The War
Goes On…

By Stanley Meisler
TIMES STAFF WRITER

WASHINGTON-The House on Wednesday (Sept 16, 1998) turned aside Clinton administration objections and overwhelmingly passed a $3.2 billion bill to bolster the Coast Guard, the Customs Service and Latin American governments in their struggle to stop drugs from reaching this country (the USA's) borders. The House of Representatives passed the bill, 384 to 39, just hours after White House drug czar General Barry R. McCaffrey testified in the Senate that a similar measure awaiting action there would be too expensive and would represent "micromanagement of drug tactics based on a shallow analysis of the problem and our available tools." (Of course, the "problem" is that the anti-drug bureaucracy refuses to accept the fact that it no longer has public support, and that a majority of Americans support the complete repeal of prohibition. WFI Editor)

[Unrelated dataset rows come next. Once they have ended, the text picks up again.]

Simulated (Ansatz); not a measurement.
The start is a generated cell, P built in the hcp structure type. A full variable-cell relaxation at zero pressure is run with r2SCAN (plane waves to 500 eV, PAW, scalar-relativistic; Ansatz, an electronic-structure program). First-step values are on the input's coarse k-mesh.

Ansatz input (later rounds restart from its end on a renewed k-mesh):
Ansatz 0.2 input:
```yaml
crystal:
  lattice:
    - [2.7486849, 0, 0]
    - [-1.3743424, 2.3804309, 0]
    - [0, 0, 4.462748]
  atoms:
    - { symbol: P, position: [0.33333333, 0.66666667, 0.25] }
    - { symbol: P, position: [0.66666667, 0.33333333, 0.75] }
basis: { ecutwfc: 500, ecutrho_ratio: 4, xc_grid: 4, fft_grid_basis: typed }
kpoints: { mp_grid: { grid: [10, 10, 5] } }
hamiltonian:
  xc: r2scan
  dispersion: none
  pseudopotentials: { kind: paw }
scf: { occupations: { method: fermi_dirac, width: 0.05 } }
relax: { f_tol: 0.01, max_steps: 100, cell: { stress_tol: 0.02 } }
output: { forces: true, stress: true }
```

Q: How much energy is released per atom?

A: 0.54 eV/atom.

In the House, Republican leaders insisted that they were boosting the budget for drug interdiction because they believe that President Clinton has failed to stem the flow of drugs into the country. "By the summer of 1992," House Speaker (now former-Speaker) Newt Gingrich (R-GA) said, "we were winning the war on drugs." But, he charged, after Clinton took office in 1993, "for a variety of reasons, the war on drugs went off track." (The truth, however, is that the US Government has never been anywhere near "winning" the absurd "War on Drugs, such statements on Gingrich's part being nothing more than puffery. WFI Editor) The bulk of the bill's funds would be spent during the next three years on the purchase and maintenance of airplanes for the U.S. government -- $917 million for the Coast Guard and $889 million for the Customs Service. The money would be in addition to $1.67 billion the administration has set aside for drug interdiction during each of the next three years.

Despite some grumbling over Gingrich's decision to allow the bill to reach the House floor without committee hearings or approval, Democrats joined Republicans in supporting it. Latin American specialists were troubled by provisions that would increase funding for foreign military units engaged in drug interdiction. The bill earmarks $177 million for helicopters and planes for Colombia and $18 million for helicopters for Mexico. Bolivia and Peru also would receive extra funds.

The Washington-based Office on Latin America, a private, nonprofit think tank that has often fretted over increased military assistance to the region, warned that the bill would "undermine U.S. policy goals of supporting democracy and human rights around the world." (What U.S. policy goal supporting democracy and human rights around the world? WFI Editor) Rep. Maxine Waters (D-Los Angeles) sought to delete the funding for Colombia and Mexico, urging Congress to "stop dumping our dollars on corrupt police" in those two countries. (Why doesn't Congresswoman Waters complain about dumping dollars on corrupt police in the United States? WFI Editor) But her amendment eliminating these funds was defeated 354 to 67.

McCaffrey, in his testimony before the Senate Foreign Relations Committee, said the bill "proposes authorizations that are far in excess of expected appropriations and the president's budget without specifying where these funds will come from." He seemed most upset by the congressional attempt to, in his eyes, exert excessive control over administration drug policy. As an example, he cited a provision that set aside $1.25 million for "concertina wire and tunneling detection systems at the La Picota prison" in Colombia.

SOURCE: Excerpted from the 17 September, 1998, issue of the Los Angeles Times, Orange County Edition, from an article entitled, "House OK's $3.2 Billion Measure to Bolster the Fight Against Drugs." Reprinted in the public service of the national interest of the American people.
(WFI EDITOR: Since the CIA got reined in by congressional legislation in the 1970s, the DEA became the instrument of terror by which the United States exercised its influence in the Americas. U.S. troops were actually deployed in Colombia, in the suspicious and illegal "War on Drugs." Whole regions of central and south America have been under the thumbs of military dictatorships that were all supported by subsidies from the United States. Panama came into existence through the intrigues of American interests, supported by American military and political power. The very term "banana republic" derives from the U.S.-installed puppet regimes that made it possible for U.S. conglomerates - like United Fruit - to make vast fortunes from the lucrative banana crop.

What is even more chilling is the fact that what keeps the price of illegal drugs high, is the Federal Government's so-called "War on Drugs." Once legalized, most of these drugs would cost so little there would be no incentive for underworld mobsters to deal in them, and most of the violence of the street would evaporate. But then, without violence, the massive police force of the republic would have nothing to do, and would be subject to being laid off, which would challenge the core of power in the republic, the law enforcement bureaucracy, which has continued to bloat up, even though crime statistics are down. The police state is passe. The time has come for Americans to wake up and smell the coffee.)